As bona fide card carrying empty nesters, my wife and I have the privilege of travel. And children. And grandchildren. And places.
Add it all up and what do you get? Photographs. Thousands and more thousands of photographs, most of which take up residence in our iPhones. Here’s how we take photos and turn them into attractive digital postcards.
One App, Many Postcards
It’s one thing to simply take a photo and email it or share it online. But it’s something else again to take a photo or two or three and dress them up all nice and pretty.
That’s what Typic Pro does. It’s not exactly a postcard app, but that’s how we use it because it’s so customizable.

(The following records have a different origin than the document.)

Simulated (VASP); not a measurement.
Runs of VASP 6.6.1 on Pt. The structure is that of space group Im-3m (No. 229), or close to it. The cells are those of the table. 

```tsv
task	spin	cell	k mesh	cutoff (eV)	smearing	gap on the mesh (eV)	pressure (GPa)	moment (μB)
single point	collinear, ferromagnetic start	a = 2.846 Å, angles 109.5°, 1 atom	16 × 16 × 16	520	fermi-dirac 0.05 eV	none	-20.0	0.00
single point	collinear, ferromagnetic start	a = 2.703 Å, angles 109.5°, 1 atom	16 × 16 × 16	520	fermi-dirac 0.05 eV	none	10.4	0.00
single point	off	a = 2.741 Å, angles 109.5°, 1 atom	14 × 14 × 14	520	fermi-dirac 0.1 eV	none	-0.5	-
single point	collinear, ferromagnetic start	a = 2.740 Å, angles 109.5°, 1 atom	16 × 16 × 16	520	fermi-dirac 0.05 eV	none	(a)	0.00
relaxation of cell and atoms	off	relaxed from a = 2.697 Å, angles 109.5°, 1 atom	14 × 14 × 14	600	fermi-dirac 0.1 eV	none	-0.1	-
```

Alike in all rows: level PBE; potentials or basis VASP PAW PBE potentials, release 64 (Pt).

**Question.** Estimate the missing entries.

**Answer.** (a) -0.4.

Even the name of Typic Pro is somewhat descriptive of what it does (though Custom Postcard Maker would be better). Type, as in text and fonts. And Pic, as in picture or photograph.
Typic Pro comes with 28 different fonts not already on your iPhone. So, you can express yourself with a blend of photos and text, and move them around all over the screen.
Postcard-like design elements are easily dropped into place so you can mix and match text, photos, and backgrounds in the postcard design.
See?
That’s what’s easily created in Typic Pro by blending designs with text to match the photos.
How do you do all that? Tools. Elegant, self-explanatory tools.
Text can be dropped in and moved around on the screen.
Each text element can have different fonts, different sizes, shadows, and colors. There’s even a design elements tool.
Each of the 36 design elements can be moved around on screen, size changed, and color changed so you have a nearly infinite variety.
Typic Pro also does captions, but there’s a few photo enhancement filters that control the frame and blur and other options.
And, because Typic Pro relies on your iPhone Photo Library, you have the option to save the creation, or share online via email, Facebook, Twitter, or Instagram.
The name Typic Pro doesn’t do justice to the quality of the digital postcards you can create. I don’t really want to complain, but it could use more than just basic colors. Carol says neon is in these days (and she has the fingernails to prove it).
And, as with any app, it could use more fonts.